SHOWCASE | April 21, 2011

The Remapping Debate website's new maps focus on large metropolitan areas. In them, almost two-thirds of the people– more than 115 million out of almost 180 milion – live in areas of high racial segregation. That’s an improvement over a ten-year period, but not much of one.

By Craig Gurian

In the wake of Census 2010, media attention has focused on a slow trend toward less racial housing segregation over the last 10 years. But the data show that segregation in the United States is still pervasive – that most people live in highly segregated neighborhoods. My online news journal, Remapping Debate, now offers interactive maps, a useful tool for reporters, that show the extent of segregation. The maps are color-coded to highlight areas of very low and very high minority concentration.

Users can zoom down to the Census Block group level — the unit of geography intermediate between the larger “Census Tract” and the smaller “Census Block.”

The zooming function often shows that what may appear as substantial integration at large geographic levels masks often extreme segregation as one gets to the neighborhood level.

The mapping tool even permits the user to enter an individual address and zoom in accordingly.  When one highlights the information icon and then clicks on the map, the demographic information for the selected area is displayed.
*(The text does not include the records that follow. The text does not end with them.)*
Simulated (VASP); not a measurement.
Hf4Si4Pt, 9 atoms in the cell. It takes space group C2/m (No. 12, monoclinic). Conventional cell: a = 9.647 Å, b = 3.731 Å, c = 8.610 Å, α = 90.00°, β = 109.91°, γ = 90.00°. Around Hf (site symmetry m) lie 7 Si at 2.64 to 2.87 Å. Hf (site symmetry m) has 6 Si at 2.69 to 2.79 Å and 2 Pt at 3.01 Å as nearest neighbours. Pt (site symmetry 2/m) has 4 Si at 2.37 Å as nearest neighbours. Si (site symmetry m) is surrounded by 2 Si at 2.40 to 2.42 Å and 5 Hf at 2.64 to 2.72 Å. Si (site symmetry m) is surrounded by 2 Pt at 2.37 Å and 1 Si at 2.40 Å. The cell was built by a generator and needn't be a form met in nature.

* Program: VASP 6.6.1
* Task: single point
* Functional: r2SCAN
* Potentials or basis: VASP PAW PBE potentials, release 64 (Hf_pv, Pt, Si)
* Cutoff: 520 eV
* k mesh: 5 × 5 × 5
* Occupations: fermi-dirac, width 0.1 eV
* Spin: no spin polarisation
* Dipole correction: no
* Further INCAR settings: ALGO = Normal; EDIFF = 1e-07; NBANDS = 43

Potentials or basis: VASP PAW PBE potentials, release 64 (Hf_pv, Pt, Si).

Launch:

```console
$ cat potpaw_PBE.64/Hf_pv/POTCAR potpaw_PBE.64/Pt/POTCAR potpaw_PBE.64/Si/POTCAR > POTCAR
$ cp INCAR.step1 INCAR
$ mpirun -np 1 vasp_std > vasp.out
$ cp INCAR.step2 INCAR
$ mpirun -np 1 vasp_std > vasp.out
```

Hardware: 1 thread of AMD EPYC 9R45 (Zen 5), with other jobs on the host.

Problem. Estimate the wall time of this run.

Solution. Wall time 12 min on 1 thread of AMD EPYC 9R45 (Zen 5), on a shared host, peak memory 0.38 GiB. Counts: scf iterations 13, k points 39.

Remapping Debate, based on 2000 and 2010 Census data, examined metropolitan areas that had African-American populations of at least 5 percent and overall population of 500,000 or more.

In 2000, approximately 69 percent of individuals who lived in the large metro areas described were living in areas of high segregation between non-Latino African-Americans and non-Latino whites, as measured by a dissimilarity index of 60 or above. In 2010, that percentage was approximately 65 percent.

That’s more than 115 million of the fewer than 180 million people who now live in those large metropolitan areas.